Skip to contents

Split and recombine EPUB text sections based on regular expression pattern matching.

Usage

epub_recombine(data, pattern, sift = NULL)

Arguments

data

a data frame created by epub.

pattern

character, a regular expression.

sift

NULL or a named list of parameters passed to epub_sift. See details.

Value

a data frame

Details

This function takes a regular expression and uses it to determine new break points for the full e-book text. This is particularly useful when sections pulled from EPUB metadata have arbitrary breaks and the text contains meaningful breaks at random locations in various sections. epub_recombine collapses the text and then creates a new nested data frame containing new chapter/section labels, word counts and character counts, associated with the text based on the new break points.

Usefulness depends on the quality of the e-book. While this function exists to improve the data structure of e-book content parsed from e-books with poor metadata formatting, it still requires original formatting that will at least allow such an operation to be successful, specifically a consistent, non-ambiguous regular expression pattern. See examples below using the built in e-book dataset.

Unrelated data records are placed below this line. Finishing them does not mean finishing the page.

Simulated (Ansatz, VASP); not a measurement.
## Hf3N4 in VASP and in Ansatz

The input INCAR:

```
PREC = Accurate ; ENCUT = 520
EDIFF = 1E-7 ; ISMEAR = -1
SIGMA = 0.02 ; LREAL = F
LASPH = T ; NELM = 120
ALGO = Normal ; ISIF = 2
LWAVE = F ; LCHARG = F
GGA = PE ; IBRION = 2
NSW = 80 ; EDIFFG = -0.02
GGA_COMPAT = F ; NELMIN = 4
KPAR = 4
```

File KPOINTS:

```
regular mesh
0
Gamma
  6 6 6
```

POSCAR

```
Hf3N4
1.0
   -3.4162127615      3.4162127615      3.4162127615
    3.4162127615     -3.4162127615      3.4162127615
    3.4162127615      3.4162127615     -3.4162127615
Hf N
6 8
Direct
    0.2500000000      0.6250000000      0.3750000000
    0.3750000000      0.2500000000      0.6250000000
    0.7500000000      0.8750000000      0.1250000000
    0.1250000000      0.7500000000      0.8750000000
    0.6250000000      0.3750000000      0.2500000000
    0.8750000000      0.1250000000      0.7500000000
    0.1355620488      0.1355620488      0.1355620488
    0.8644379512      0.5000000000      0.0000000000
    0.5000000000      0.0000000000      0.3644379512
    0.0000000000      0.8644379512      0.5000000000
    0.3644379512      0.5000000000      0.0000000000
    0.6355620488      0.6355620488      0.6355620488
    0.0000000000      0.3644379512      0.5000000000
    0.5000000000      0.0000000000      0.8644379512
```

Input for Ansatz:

When used in conjunction with epub_sift via the sift argument, recombining and resifting is done recursively. This is because it is possible that sifting can create a need to rerun the recombine step in order to regenerate proper chapter indexing for the section column. However, recombining a second time does not lead to a need to resift, so recursion ends after one round regardless.

This is a convenient way to avoid the syntax:

epub_recombine([args]) %>% epub_sift([args]) %>% epub_recombine([args]).

See also

Examples

# \donttest{
file <- system.file("dracula.epub", package = "epubr")
x <- epub(file) # parse entire e-book
x$data[[1]] # note arbitrary section breaks (not between chapters)
#> # A tibble: 15 × 4
#>    section           text                                            nword nchar
#>    <chr>             <chr>                                           <int> <int>
#>  1 item6             "The Project Gutenberg EBook of Dracula, by Br… 11446 60972
#>  2 item7             "But I am not in heart to describe beauty, for… 13879 71798
#>  3 item8             "\" 'Lucy, you are an honest-hearted girl, I k… 12474 65522
#>  4 item9             "CHAPTER VIIIMINA MURRAY'S JOURNAL\nSame day, … 12177 62724
#>  5 item10            "CHAPTER X\nLetter, Dr. Seward to Hon. Arthur … 12806 66678
#>  6 item11            "Once again we went through that ghastly opera… 12103 62949
#>  7 item12            "CHAPTER XIVMINA HARKER'S JOURNAL\n23 Septembe… 12214 62234
#>  8 item13            "CHAPTER XVIDR. SEWARD'S DIARY-continued\nIT w… 13990 72903
#>  9 item14            "\"Thus when we find the habitation of this ma… 13356 69779
#> 10 item15            "\"I see,\" I said. \"You want big things that… 12866 66921
#> 11 item16            "CHAPTER XXIIIDR. SEWARD'S DIARY\n3 October.-T… 11928 61550
#> 12 item17            "CHAPTER XXVDR. SEWARD'S DIARY\n11 October, Ev… 13119 68564
#> 13 item18            " \nLater.-Dr. Van Helsing has returned. He ha…  8435 43464
#> 14 item19            "End of the Project Gutenberg EBook of Dracula…  2665 18541
#> 15 coverpage-wrapper ""                                                  0     0

pat <- "CHAPTER [IVX]+" # but a reliable pattern exists for new breaks
epub_recombine(x, pat) # not as expected; pattern also in table of contents
#> # A tibble: 1 × 10
#>   rights   identifier creator title language subject date  source nchap data    
#>   <chr>    <chr>      <chr>   <chr> <chr>    <chr>   <chr> <chr>  <int> <list>  
#> 1 Public … http://ww… Bram S… Drac… en       Horror… 1995… http:…    54 <tibble>

epub_recombine(x, pat, sift = list(n = 1000)) # sift low word-count sections
#> # A tibble: 1 × 10
#>   rights   identifier creator title language subject date  source nchap data    
#>   <chr>    <chr>      <chr>   <chr> <chr>    <chr>   <chr> <chr>  <int> <list>  
#> 1 Public … http://ww… Bram S… Drac… en       Horror… 1995… http:…    27 <tibble>
# }